And what if the people we mean to do business with are crooks? There is the little matter that William Hague used to talk about when he was Foreign Secretary: ethical foreign policy. It got a mention near the bottom of Mr Cameron’s article, but only a brief and baffling one. “[People say] we should avoid doing business with countries with barriers to trade, including corruption,” he said. “Wrong again. Many in South-east Asia have led the battle against corruption ... Britain is joining them in that fight – I’ve put the issue at the top of the global agenda.”

If corruption is that important, can we expect Mr Cameron to ask his Malaysian counterpart, Najib Razak, about the apparently well-sourced allegation that nearly $700m (£451m) has been paid into Mr Najib’s personal bank accounts from companies connected to a controversial investment fund, 1MDB, which he helped to launch? It is important that he does.

The Malaysian Prime Minister is livid about the allegations, but The Wall Street Journal, where they first surfaced earlier this month, is sure enough of its ground to have repeated them. The charges have astonished a Malaysian public, wearily familiar with scandals of every sort. Mr Najib’s so far fruitless efforts to silence his accusers have included blocking a whistle-blowing website, Sarawak Report, which reported the story, and having his Home Affairs Minister threaten to extradite its British editor to Malaysia, to stand trial for “interfering in the country’s sovereignty”. This came after the leader of the opposition, Anwar Ibrahim, was imprisoned for “sodomy” last year.

However strenuously Mr Cameron insists that his driving concern is Britain’s bottom line, he cannot ignore the fact that his visit will confer an aura of international respectability on a regime that, in more than one regard, has serious questions to answer.

Mr Obama’s visit to Ethiopia today, the first by a US president, risks having the same unfortunate consequences. Ethiopia’s strong economic recovery over the past decade has yet to see it tackle chronic mass poverty, while soaring unemployment, the rising cost of living and political repression induce thousands to make desperate attempts to reach Europe. Human Rights Watch says its “repressive laws ... constrain civil society ... and target individuals with politically motivated prosecutions”.

The Ethiopian People’s Revolutionary Democratic Front, which has been in power since 1991, contrived to win all of the seats in the recent elections, including the single constituency formerly held by the opposition. As 14 Africa experts wrote in an open letter to the US President: “Your visit may send the message that the US is giving [its approval] to the profoundly repressive policies pursued by the government.”
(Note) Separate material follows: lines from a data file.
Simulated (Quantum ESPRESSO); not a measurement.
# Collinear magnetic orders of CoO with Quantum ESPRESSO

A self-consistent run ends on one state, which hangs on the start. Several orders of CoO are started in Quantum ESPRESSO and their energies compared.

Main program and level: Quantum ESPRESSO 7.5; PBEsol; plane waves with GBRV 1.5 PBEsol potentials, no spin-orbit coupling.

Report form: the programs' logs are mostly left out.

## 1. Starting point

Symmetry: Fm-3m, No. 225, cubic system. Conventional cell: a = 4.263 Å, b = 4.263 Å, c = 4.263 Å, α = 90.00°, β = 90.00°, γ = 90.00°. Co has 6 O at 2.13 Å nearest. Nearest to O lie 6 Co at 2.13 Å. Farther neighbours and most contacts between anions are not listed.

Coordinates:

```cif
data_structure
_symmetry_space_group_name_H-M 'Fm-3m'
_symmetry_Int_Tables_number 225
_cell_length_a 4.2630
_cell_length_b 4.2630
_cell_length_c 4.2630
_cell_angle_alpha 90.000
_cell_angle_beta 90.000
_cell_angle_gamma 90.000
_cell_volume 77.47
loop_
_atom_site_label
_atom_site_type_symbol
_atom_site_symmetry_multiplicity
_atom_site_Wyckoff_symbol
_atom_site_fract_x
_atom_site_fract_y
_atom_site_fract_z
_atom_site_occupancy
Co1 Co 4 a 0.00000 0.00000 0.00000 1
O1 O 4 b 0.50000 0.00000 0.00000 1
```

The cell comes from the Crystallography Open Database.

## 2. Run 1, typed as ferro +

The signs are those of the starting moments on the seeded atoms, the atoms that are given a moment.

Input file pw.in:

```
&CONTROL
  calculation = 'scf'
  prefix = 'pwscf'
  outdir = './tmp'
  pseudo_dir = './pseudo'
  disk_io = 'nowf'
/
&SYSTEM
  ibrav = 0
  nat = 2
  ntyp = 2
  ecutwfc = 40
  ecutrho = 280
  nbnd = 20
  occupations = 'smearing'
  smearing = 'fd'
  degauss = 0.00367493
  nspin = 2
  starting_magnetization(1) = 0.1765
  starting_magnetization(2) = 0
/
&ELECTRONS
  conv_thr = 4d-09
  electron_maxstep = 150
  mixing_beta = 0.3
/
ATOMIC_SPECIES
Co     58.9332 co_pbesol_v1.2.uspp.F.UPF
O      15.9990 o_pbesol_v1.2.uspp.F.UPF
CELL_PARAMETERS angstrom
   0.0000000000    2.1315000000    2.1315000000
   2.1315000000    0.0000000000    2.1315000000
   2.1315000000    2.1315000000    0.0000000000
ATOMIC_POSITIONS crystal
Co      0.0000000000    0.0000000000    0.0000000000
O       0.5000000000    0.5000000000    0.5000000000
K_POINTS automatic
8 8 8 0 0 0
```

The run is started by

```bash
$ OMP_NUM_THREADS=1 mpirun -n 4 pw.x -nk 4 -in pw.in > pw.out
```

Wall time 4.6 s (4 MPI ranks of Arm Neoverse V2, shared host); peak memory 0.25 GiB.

Western leaders need to realise the extent to which their visits can cast a rosy glow on rulers who do not deserve it, in the process betraying the hopes of millions who look to Western democracies, with all their faults, as beacons of liberty. We are not suggesting that these countries should be shunned, especially when, as with Ethiopia, they are bulwarks against terrorism. But in the fever to “grab every opportunity”, the need to make unwelcome observations must not be overlooked.